BRIDGING THE GEOMORPHOLOGICAL DIVIDE: THE ROLE OF CONTRASTING DENUDATIONAL MECHANISMS IN LANDSCAPE EVOLUTION

A distinct polarisation has long existed between karst and non-karst geomorphological research. Although it is universally accepted that fundamental differences exist between denudational mechanisms for carbonate rocks and those for siliciclastics, the precise nature of these differences and the way they influence landscape development on folded, mixed-lithology outcrops is seldom, if ever, addressed.

Rates of mechanical erosion by water are constrained by the physics of particle entrainment and transport. Particles have minimum entrainment velocity thresholds, below which they remains stationary. Furthermore, particle entrainment may be inhibited by vegetation until much higher flow velocities breach this organic barrier between sediment and flowing water. Consequently, denudation of siliciclastic terrains is favoured by sparse vegetation cover and sporadic heavy rain, as in semi-arid regions. However, carbonate rocks are susceptible to mechanical erosion and, more significantly, to dissolution by water. Dissolution is not governed by any absolute velocity threshold and may be effected even by static water. Hence vegetation does not prevent denudation of limestone beneath. Furthermore, vegetation actually enhances dissolution rates by raising soil-water [CO2]. Consequently, carbonate dissolution is favoured by humid climates and abundant vegetation cover, exactly the converse of the conditions favouring mechanical erosion.

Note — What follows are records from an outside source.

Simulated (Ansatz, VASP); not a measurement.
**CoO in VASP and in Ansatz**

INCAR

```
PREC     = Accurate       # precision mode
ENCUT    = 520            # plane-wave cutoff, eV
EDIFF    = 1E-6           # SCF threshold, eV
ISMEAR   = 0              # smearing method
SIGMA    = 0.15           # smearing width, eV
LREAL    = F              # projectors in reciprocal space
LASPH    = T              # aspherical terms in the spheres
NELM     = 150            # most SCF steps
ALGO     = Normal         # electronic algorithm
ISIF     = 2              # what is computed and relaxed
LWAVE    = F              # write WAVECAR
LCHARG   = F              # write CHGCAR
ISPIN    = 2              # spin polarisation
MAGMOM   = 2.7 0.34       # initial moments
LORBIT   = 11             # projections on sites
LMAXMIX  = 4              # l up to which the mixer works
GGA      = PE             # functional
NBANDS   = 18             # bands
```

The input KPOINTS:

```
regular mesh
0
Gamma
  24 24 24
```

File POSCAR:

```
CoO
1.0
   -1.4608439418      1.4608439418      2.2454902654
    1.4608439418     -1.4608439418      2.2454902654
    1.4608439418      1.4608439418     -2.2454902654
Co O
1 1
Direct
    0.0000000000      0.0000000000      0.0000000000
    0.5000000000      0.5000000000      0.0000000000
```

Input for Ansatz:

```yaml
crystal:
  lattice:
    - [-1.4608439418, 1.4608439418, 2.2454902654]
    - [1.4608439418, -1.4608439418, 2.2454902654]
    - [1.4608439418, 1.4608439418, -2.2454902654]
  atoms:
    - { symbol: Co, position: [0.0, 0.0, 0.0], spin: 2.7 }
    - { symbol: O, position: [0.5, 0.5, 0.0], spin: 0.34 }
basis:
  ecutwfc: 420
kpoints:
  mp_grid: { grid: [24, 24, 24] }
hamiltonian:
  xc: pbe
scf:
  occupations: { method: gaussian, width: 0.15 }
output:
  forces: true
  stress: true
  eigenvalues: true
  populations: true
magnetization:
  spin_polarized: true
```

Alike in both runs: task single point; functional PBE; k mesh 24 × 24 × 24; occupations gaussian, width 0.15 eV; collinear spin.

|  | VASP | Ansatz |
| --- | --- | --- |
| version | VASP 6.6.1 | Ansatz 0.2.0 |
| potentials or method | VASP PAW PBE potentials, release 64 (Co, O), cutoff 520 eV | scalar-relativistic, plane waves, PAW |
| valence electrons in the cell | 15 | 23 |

Clearly the development of differential relief on folded carbonate and siliciclastic outcrops is a function of precipitation and vegetation cover. Semi-arid climates create landscapes almost the exact inverse of those developed in humid regions. Furthermore, modeling and consideration of real examples indicates that unroofing of thick carbonates within folded clastic sequences, or vice versa, leads to topographic inversion and profound changes in drainage patterns through time.

Appreciating the contrasting roles of these fundamentally different denudational regimes is crucial to understanding the evolution of folded, mixed-lithology landscapes around the world. In particular it demonstrates that there is much to be learnt from looking again at the basic principles of weathering and erosion.